Getting sharper photographs is one of the most fundamental aim of all photographers. The sharpness of the photograph is determined by a number of factors like – Camera holding technique, Shutter-Speed, Aperture etc. However, the most basic factor which is often overlooked is the camera holding(stabilizing) technique. There are many ways people hold their camera, while some help in getting stable sharper shots other may actually induce shake(blur) into the photos. This can be remedied by using a ‘tripod’ – a three legged stand in a layman’s term. But wait, there is even his smaller sibling, ‘monopod’ – you got that right, it has just a single leg. So out of the two which one is the best for getting sharp stable shots? This question has a tricky answer as you’ll find out soon.
What do you shoot?
What do you shoot? This is one of the first questions you need to answer before you go the monopod or tripod way. Are you always by the water bodies shooting dreamy watery landscapes or are you the one shooting portraits indoors & outdoors? Most of the times landscape shooters are required to stop down their lens & shoot at fairly narrow apertures for large depth of field. If you’re shooting a water body & want the water to be turned into soft milky stream, then you will need a exposure often in seconds. In this case, you’ll be served better by a tripod for the simple reason that it can stand on its own & its three legs will provide you with the best stability.
On the other hand, if you’re shooting portraits(indoors), you’ll be working with a flash, if not then the available light. You’ll be probably be shooting wide open or close to the widest aperture of your lens. In this scenario, you should get a decent shutter-speed which you might be able to hand-held but still run the risk of blurring the shot. In this case, a monopod will be good. Since it can be setup easily, you can shoot fast & even change your shot orientation(vertical or horizontal) very quickly. You can even change your position & move to compose the frame easily with a monopod than with a tripod.
Where do you shoot?
The location(referred as the field) is another factor you will need to consider. If you’re a wedding photographer, you’ll not be in a position to setup a tripod, compose & shoot. By the time you do all these, the bride & groom may have left for honeymoon as you are left with a bunch of angry relatives around you. In this case, your best bet again would be a monopod for its small form factor which can be easily be setup even in cramped spaces. Same applies to sports photographers who often need to stabilize the shot but are in no position to setup tripods which often hinder their movements & cause inconvenience to others.
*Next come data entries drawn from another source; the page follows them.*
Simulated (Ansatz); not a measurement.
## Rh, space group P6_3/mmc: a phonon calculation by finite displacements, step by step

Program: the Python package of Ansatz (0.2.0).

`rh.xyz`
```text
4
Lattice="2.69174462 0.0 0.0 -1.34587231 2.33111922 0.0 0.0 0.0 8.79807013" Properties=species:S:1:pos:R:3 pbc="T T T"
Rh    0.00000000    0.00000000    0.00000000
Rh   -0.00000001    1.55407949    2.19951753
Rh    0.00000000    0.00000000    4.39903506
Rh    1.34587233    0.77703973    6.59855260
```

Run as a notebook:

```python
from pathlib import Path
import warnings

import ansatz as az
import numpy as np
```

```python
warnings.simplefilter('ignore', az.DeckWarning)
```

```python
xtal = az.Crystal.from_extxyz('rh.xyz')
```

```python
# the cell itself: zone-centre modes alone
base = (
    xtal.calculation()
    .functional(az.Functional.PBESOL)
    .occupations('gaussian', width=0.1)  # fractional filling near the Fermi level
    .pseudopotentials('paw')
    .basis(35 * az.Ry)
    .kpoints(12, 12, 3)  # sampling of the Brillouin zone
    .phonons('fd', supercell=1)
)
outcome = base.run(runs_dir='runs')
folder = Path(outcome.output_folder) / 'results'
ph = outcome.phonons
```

On the flip side, if you’re a macro shooter or a tabletop photographer, then by all means you need a tripod. At such large magnifications of macro even a small blur(by monopod) will ruin your shot. So for the best stability, you must use a tripod. Again being in a studio you’re in no hurry as your subject or your lighting won’t be running away. You’ve all the time in the world to setup a tripod & get working. So, if you do studio portraits, tabletop, macros, long-exposures, focus-stacking, star trails – you should go absolutely for a Tripod!
Do you travel?
How often do you travel? Often tripods are considerably heavier than monopods. Even travelling with a tripod for half of the day can be excruciatingly painstaking. It could leave you with an unpleasant mood that you might not even prefer to do photography for the rest of the day. In this case, a monopod will be good. Its so light & compact, that you won’t even feel its presence. You can easily roam the entire day & not feel fatigued at all(& even come back with many keepers). So the weight factor is crucial if you do travel a lot & are debating between a tripod & a monopod. However do keep in mind, if you shoot landscapes travelling around the globe then you’ve no option but to opt for tripod itself.
Do you shoot Video with your DSLR?
Are you into DSLR Video? Do you often like to record moments in full 1080p or perhaps even shoot a full fledged short movie? If the answer is Yes, then you should consider going for a monopod.(Ideally DSLR video shooters should have both – tripod & monopod). A monopod will offer you a lot of flexibility during shooting video. Shooting interviews on field with a monopod is way better than hand-holding your DSLR. Even doing dramatic panning or creative steadicam shots often demand a stabilizer which can be easily be maneuvered. Here a monopod scores way more over a tripod which is often not so mobile. However, it does offer stable footage than with monopod which is susceptible to the small hand moments. That’s the reason why I earlier said, ideally you require both for video but if you can just buy one, get a monopod for video – think no further!
As with all photography accessories, your budget will further narrow down your choice between tripods & monopods. Often tripods are way costlier than monopods. So depending on your budget you might need to go for one over the other.
Using Tripod as a Monopod?
You can do that but its cumbersome. You’ll still not be able to work quickly as you can with a monopod itself. Instead better get a cheap monopod & keep it in your camera-bag along-with a heavy duty tripod.